Top secret means the document contains information that could lead to catastrophic consequences if leaked.
Governments take this stuff very seriously.

Really, there isn’t any discussion possible. You find documents like the OP suggests, you take immediate steps to get them securely back. And no, you don’t get to read them or check with Google or second guess what they are or contain.

It does continue to surprise me just how poorly the US government and its agencies are regarded by US citizens. The above commentaries seem to assume that there is always ethical room to weasel out of responsibilities. There isn’t. The agencies are not stupid, and they know how to handle the OP’s scenario.

To be clear, I do not work for the military, but that does not mean that my reaction to that filing cabinet full of top-secret nuclear data would be to immediately scan it and post it on the Internet just for fun.

I have no done a quick search on this question. It confirms my initial hunch. It is illegal to disseminate classified information, but I could find no law saying I am committing a crime by reading what someone else leaked (intentionally or negligently).

What do you mean by “illegal to disseminate classified information”? That sounds vague. In principle they could prosecute people under the Espionage Act. The newspaper itself still published parts of the Pentagon Papers, for instance.

I’m not sure.

We should put this to music. “What do you do with a secret document?”
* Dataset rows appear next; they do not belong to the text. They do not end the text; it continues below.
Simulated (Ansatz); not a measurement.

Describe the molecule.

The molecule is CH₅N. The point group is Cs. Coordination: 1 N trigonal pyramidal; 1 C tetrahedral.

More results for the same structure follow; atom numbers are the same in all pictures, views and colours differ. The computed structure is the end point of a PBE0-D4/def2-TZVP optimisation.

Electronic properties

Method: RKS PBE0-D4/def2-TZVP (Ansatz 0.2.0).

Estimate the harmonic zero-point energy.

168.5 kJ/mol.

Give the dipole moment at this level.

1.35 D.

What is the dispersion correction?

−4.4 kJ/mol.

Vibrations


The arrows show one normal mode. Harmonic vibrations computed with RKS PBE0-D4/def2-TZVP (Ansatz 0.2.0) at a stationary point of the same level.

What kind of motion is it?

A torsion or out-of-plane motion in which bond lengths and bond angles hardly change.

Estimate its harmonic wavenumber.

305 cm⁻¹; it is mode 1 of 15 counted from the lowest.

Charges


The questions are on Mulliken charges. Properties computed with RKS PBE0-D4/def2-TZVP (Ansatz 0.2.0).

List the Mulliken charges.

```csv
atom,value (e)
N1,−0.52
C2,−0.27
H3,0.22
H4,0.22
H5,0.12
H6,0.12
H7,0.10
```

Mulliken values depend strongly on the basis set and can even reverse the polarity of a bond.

What will we do with a secret document?
What will we do with a secret document?
What will we do with a secret document?
Early in the morning!

Way hay and up she classifies!
Way hay and up she classifies!
Way hay and up she classifies!
Early in the morning!

Put it in a bathroom with Trump’s Toilet!
Put it in a bathroom with Trump’s Toilet!
Put it in a bathroom with Trump’s Toilet!
Early in the morning!

Put it on stage with a wedding party!
Put it on stage with a wedding party!
Put it on stage with a wedding party!
Early in the morning!

Put it where the Chinese can find it!
Put it where the Chinese can find it!
Put it where the Chinese can find it!
Early in the morning!

That sounds a lot like the next step the authorities would do is make you disappear!! I strongly suspect that this would not be their default action, but rather asking you to sign something that agrees that you will not disclose anything you have learned. And I suspect there would be some background investigation going on, with or without your knowledge, with an aim to damage control. Both of you, and of the deceased relative.

TS documents should be pretty clearly marked on a cover page, as well as on each individual page. Arguably, as soon as you see that marking, you should stop reading; any chance at plausible deniability goes away. Note that would even be the case if you happened to have a clearance yourself - there’s the whole “need to know” thing, and chances are you are not working on something where Uncle Benedict’s documents are relevant to your job.

Presumably, someone working in an environment where such documents might be handled is told “call your office’s security supervisor” - which obviously does not apply to the hypothetical. My gut reaction would be to call the FBI, or the nearest military facility, as the local police department does not have the training or authority to handle such situations.

When the whole Wikileaks thing came out, publishing classified info, there were memos sent out to everyone in my firm, reminding us that “even if you DO have a clearance, you are NOT supposed to access or download those materials” (remember, “need to know”). Kinda like shutting the barn door after the horse has vacated the premises, but it might keep a few people from reading stuff (I never did, anyway).

The age of the documents also matters. There are rules for declassifying stuff after a certain period of time, unless a case can be made for its continuing to pose severe harm to the US’s interests. If great grandpa was pushing a broom around Los Alamos in the 1940s, I suspect anything in his attic is long past being of any concern. I’d likely still turn such documents in to the FBI, simply for completeness and in case it answered any outstanding questions from old investigations.

Well…they did lose the documents being described in the OP!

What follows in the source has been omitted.